As we reach the end of the year, our 12 days of Christmas countdown revisits the key events of each month.

In March 2023, childcare costs were a strain on working mothers, the cost of living crisis continued and the government delayed raising the state pension age.

 

Childcare costs forcing mothers to quit work

Three quarters (76%) of mothers who pay for childcare say it no longer makes financial sense for them to work, a study by mothers’ rights campaign group Pregnant then Screwed has shown.

A quarter of parents who rely on childcare (26%) said it now costs them more than 75% of their take-home pay.

Analysis from the Trades Union Congress (TUC) found in June 2022 the average yearly childcare cost for a child under two years old had risen by 44% since 2010, from £4,992 to £7,212, a monthly bill of £600. 

Lauren Fabianski, communications director at Pregnant Then Screwed, HR magazine: “The whole sector is on its knees, meanwhile we are haemorrhaging talented, skilled women from our labour market.”



Cost of living crisis affecting women more than men

Women in the UK are significantly more likely than men to earn less than a real Living Wage, leaving them vulnerable to the cost of living crisis.

Over 2 million women (14% of all women in the UK) are paid less than the Real Living Wage, compared with 1.4 million men (9% of men) in the UK, according to new research from The Living Wage Foundation.

Women are also much more likely to be in precarious work as 13% of women in shift work in the UK are on a zero-hours contract, compared with 9% of men in the same position.

 

Government delays raising state pension age

The UK government has decided not to bring forward the date when the state pension age is due to rise from 67 to 68.

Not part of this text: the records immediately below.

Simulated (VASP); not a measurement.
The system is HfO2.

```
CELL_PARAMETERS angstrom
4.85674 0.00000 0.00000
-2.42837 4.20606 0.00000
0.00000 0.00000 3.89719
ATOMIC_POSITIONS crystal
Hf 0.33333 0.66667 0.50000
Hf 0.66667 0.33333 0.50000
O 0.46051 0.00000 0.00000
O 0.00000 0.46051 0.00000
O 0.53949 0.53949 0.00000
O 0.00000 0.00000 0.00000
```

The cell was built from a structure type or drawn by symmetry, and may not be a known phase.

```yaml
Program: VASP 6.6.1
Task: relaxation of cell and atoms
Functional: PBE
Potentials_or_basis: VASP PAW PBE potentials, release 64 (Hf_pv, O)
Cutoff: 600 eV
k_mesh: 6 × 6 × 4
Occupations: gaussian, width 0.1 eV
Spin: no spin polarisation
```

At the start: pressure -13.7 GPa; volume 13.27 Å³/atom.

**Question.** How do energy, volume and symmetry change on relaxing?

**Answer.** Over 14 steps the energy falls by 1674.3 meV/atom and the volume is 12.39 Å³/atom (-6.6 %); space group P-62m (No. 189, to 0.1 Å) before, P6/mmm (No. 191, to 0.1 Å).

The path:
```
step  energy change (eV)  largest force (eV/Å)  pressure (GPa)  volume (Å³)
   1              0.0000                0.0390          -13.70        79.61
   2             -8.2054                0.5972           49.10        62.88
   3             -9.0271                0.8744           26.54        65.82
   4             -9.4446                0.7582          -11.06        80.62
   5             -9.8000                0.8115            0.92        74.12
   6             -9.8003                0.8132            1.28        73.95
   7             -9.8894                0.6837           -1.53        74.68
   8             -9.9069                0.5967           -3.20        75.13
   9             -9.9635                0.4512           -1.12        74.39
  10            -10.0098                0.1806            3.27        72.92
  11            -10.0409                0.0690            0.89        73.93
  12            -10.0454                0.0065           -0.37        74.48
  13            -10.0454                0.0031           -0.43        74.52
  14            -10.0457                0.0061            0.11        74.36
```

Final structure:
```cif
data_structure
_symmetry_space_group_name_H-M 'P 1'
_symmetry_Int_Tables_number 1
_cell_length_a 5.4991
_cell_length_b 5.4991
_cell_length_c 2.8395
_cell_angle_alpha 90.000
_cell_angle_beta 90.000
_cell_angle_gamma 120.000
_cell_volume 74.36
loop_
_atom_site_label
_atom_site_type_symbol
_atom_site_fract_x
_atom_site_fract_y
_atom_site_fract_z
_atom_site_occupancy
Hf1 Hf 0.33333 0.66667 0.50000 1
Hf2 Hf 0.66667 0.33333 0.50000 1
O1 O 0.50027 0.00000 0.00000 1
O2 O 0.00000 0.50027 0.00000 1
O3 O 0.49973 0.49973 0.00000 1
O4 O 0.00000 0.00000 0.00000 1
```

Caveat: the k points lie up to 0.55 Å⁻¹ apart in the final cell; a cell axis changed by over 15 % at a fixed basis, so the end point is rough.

The change was initially supposed to occur between 2044 and 2046 under the Pensions Act 2007.

An independent review in 2017 recommended the change be brought forward to between 2037 and 2039, which the government initially accepted.

Now, as reported in Financial Times, the government has accepted recommendations from a second independent review (due to be published in May 2023), which recommends that at least 10 years' notice should be given about an increase in state pension age.